Special Considerations for Cracks

Like joints, some cracks also require sealing to prevent moisture and incompressible infiltration. The orientation and type of crack dictates sealing necessity. Cracking in concrete pavement initiates by one or a combination of seven factors:

  1. Plastic Shrinkage.
  2. Drying Shrinkage.
  3. Restrained Thermal Contraction.
  4. Thermal & Moisture Gradients.
  5. Non-uniform Support.
  6. Reflection of Underlying Distress.
  7. Load.

Cracks which remain tight usually do not require seal­ing. These cracks are typically very narrow (hairline) cracks. Table 10 provides guidance to determine where crack sealing, cross-stitching and load transfer restoration are necessary.

Working Cracks

Once started, a crack may develop full-depth through a slab or traverse only partial-depth (Eg. plastic shrinkage cracks). The crack may also begin moving and functioning as a joint. Cracks which function as a joint are "working" cracks. Working cracks are subject to nearly the same range of movement as transverse joints and therefore require sealing.

It may also be necessary to establish pavement integrity at working cracks. Those cracks with signifi­cant spalling, pumping or faulting require full-depth repair. Load-transfer restoration can repair cracks with low efficiency levels.

For longitudinal cracks which are in reasonably good condition, cross-stitching is an alternate repair tech­nique. Cross-stitching has been successful on both roadway and airport pavements (50,51). The purpose of cross-stitching is to maintain aggregate interlock and provide added reinforcement and strength. The tie bars used in cross-stitching prevent the crack from vertical and horizontal movement or widening.

Cross-stitching uses deformed tie bars drilled across a crack at angles of 35° (Figure 25). A number 6 bar is sufficient to hold the joint tightly closed and enhance aggregate interlock (50). The bars, spaced 20 - 30 in. (50 -75 cm.) from center to center, alter­nate from each side of the crack (Figure 26). Heavy truck traffic and airplane traffic require the 20 in (50 cm) bar spacing. A 30 in (75 cm) spacing is ade­quate for light traffic and interior highway lanes.

Do not stitch a transverse crack which has assumed the role of an adjacent joint. Stitching will not allow transverse joint movement (open and closure). A new crack will likely develop near a stitched working crack or the concrete will spall over the reinforcing bars.

Figure 26 Cross-stitching tiebars ready for final insertion on an airport pavement.

Always use smooth dowel bars in repairs of transverse cracks or joints in jointed plain pavement. This includes application in full-depth repair or load transfer restoration. Dowel bars allow necessary movement for proper repair function. In repairing mid-panel cracks in jointed reinforced concrete pave­ment (JRCP) it may be acceptable to use deformed tiebars. However, the joints on each side of the crack must be handling cyclic temperature movements. If they are not, also use smooth bars in repairing the intermediate crack.

Hairline Cracks

Most hairline cracks require no special treatment or sealing, mainly because they do not allow significant water to penetrate the pavement substructure. Some hairline cracks, particularly plastic shrinkage cracks, are very tight and do not extend through the full slab depth. Plastic shrinkage cracks rarely deteriorate or influence the ride or life of concrete pavement. Tight cracks held by reinforcing bars, such as those found on continuously reinforced concrete, also do not require sealing.
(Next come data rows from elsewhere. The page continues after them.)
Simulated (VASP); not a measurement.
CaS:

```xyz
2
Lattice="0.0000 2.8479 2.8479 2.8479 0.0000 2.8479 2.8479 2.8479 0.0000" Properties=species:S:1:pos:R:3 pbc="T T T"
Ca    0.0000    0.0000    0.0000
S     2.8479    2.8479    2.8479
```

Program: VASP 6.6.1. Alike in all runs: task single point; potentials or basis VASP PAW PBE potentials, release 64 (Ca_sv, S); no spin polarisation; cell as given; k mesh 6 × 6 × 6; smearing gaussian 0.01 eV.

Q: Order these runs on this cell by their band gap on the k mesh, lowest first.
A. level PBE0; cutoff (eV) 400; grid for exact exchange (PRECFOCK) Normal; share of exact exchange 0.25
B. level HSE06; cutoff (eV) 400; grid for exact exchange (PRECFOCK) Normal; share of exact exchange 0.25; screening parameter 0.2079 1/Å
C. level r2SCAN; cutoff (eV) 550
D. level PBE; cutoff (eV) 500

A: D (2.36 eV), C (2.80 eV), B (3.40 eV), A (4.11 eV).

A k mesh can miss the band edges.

If a hairline crack begins to deteriorate, remedial treatment may become necessary. Load transfer restoration and sawing and sealing provides the best long-term repair. Using low viscosity epoxy to glue working cracks in pavement is often unnecessary and usually not effective. A slab will eventually crack again near the vicinity of an epoxied crack due to thermal restraint (11).

Crack Sealing/Resealing

Cracks are not straight and are therefore more dif­ficult to shape and seal (3). Avoid trying to follow crack wander with a standard blade. Manufacturers provide special crack-sawing blades to help the operators follow crack "wander". The special blades with diameter from 7 - 8 in (18 - 21 cm) are also more flexible to aid in crack tracing.

Special crack saws are usually supported by three wheels and are smaller than most joint sawing equip­ment (Figure 27). A pivot wheel on the saw allows the saw to easily follow crack wander. Even with special blades, a sawed crack reservoir will not be as uniform or clean as a straight joint reservoir. However, it is desirable to attempt to obtain the same shape factor at working cracks that is developed at joints on a project.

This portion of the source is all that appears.